It can be seen that internal background is the most prominent component in the ROI which is mostly dominated by radiogenic contaminants. These results indicate that a further purification of the ${\mathrm{CaWO}}_4$ crystal, as planned for CRESST-III phase 2 [35] is an important step towards the reduction of the overall background in the experimental data.

With the first completely Geant4-based electromagnetic background model for the CRESST experiment, we are able to identify and reproduce up to $(68\pm 16)\%$ of the background observed using the TUM40 detector module of CRESST-II. This is a methodological independent verification of the $(69.0\pm 9.2)\%$ obtained in the previous work [4] which is based on a combination of Geant4-based simulation and a semi-empirical fit to the background data itself. Furthermore, in this work we used all data recorded with TUM40, resulting in a four times higher statistics in the experimental reference data.

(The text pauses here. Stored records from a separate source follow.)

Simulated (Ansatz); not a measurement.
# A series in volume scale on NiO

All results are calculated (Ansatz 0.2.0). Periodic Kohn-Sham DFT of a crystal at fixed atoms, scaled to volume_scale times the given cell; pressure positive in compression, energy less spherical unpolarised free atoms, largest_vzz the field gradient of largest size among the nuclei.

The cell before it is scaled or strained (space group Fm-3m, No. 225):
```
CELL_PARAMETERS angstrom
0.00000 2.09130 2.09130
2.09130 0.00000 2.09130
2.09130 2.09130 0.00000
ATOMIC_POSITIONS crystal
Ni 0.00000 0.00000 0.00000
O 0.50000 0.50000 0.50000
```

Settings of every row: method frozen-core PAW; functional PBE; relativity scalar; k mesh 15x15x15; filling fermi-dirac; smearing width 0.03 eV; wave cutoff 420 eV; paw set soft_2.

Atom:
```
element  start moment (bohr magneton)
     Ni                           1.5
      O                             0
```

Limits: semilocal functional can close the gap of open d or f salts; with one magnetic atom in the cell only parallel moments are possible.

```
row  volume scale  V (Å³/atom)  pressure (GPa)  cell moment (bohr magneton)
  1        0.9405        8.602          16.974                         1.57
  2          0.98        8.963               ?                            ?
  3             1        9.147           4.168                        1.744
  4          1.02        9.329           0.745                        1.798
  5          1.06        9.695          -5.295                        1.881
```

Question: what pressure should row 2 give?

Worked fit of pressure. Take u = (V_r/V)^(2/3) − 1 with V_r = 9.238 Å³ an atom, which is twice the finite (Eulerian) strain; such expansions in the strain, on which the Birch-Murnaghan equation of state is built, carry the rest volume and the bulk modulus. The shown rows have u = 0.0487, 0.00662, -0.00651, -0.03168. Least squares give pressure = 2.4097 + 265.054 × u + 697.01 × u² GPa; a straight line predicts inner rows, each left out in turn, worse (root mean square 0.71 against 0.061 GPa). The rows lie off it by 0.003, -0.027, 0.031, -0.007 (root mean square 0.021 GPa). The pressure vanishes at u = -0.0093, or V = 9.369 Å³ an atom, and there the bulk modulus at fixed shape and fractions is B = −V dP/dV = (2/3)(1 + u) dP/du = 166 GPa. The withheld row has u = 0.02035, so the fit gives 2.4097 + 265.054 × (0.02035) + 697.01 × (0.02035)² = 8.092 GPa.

Beside this quantitative confirmation, this work features also qualitative improvements over [4]: the simulation of the complete natural decay chains for the intrinsic background component allows us to quantify the background contribution for each nuclide (see Tables 7, 8, 9). Using Geant4 version 10.2 patch 1 allows us to simulate the complete ${}^{234}\mathrm{Th}$-decay, whereas in [4] we had to rely on a simplifying workaround as we had to use Geant4 version 10.1. Additionally, we implemented the full geometry of the TUM40 detector module, whereas in [4], only the target crystal was implemented. Hence, in this work, features like the copper fluorescence peak and the external annihilation peak occur naturally in the simulated spectra which had to be added ad hoc or were missing in [4]. These aspects highlight the advantages of using a fully Monte Carlo-based model over a semi-empirical model.

Summary and outlook

Electromagnetic background poses a significant problem for the direct DM search with the CRESST experiment at low energies where the discrimination power between $\beta /\gamma$-events and nuclear recoil-events decreases. To be able to observe a possible DM signal, it is imperative to understand and quantify the background. For this reason, Monte Carlo simulations using a Geant4-based toolkit were performed.

Based on the origin of the contaminants, we divided the background into two categories: internal (inside the ${\mathrm{CaWO}}_4$ target crystal) and external. Internal background includes $\alpha$- and $\beta /\gamma$-decays of nuclides from the natural decay chains of ${}^{232}\mathrm{Th}$, ${}^{235}\mathrm{U}$ and ${}^{238}\mathrm{U}$ as well as cosmogenically activated nuclides (${}^{179}\mathrm{Ta}$, ${}^{181}\mathrm{W}$ and resulting ${}^3\mathrm{H}$). External background includes $\beta /\gamma$-decays from the same natural decay chains and ${}^{40}\mathrm{K}$, but originating from copper parts close to the target crystal, e.g. target holder, as well as distant additional parts, e.g. thermal copper shieldings of the cryostat. We scaled the simulated spectra of energy deposits to the activity values obtained from experimental reference data sets. This work, the first fully simulation-based background model for the CRESST experiment, shows that we can reproduce up to $(68\pm 16)\%$ of the observed background in the ROI.

The difference between the contributions from internal and external parts demonstrates that the leading contribution to the background comes from the ${\mathrm{CaWO}}_4$ target crystal itself. Based on this result, further purification of the target crystals should remain a high priority for the future. The second most prominent background originates from additional background sources around the target crystal. Hence, more precise knowledge of contamination levels of the used materials will result in a more precise background model.

Consequently, we prepare a dedicated measurement campaign for copper, scintillating foil and silicon-on-sapphire as light detector used in the experiment. In addition we refine the study of cosmogenic activation of ${\mathrm{CaWO}}_4$ to identify potential further cosmogenically produced contaminants. Further improvements are expected from the simulation of the complete set of contaminants in a detailed model of the cryostat and of the shielding, in addition to the highly accurate simulation of the detector module itself which was used in this work. Beyond these studies of electromagnetic background components, we shall also start an in-depth investigation of the neutron background.

Appendix A: Tables

Tables 6, 7, 8, 9, 10, 11 list the individual contributions of the investigated background components.

Data Availability Statement

This manuscript has no associated data or the data will not be deposited. [Authors’ comment: The datasets generated during and/or analysed during the current study are available from the corresponding authors on reasonable request.]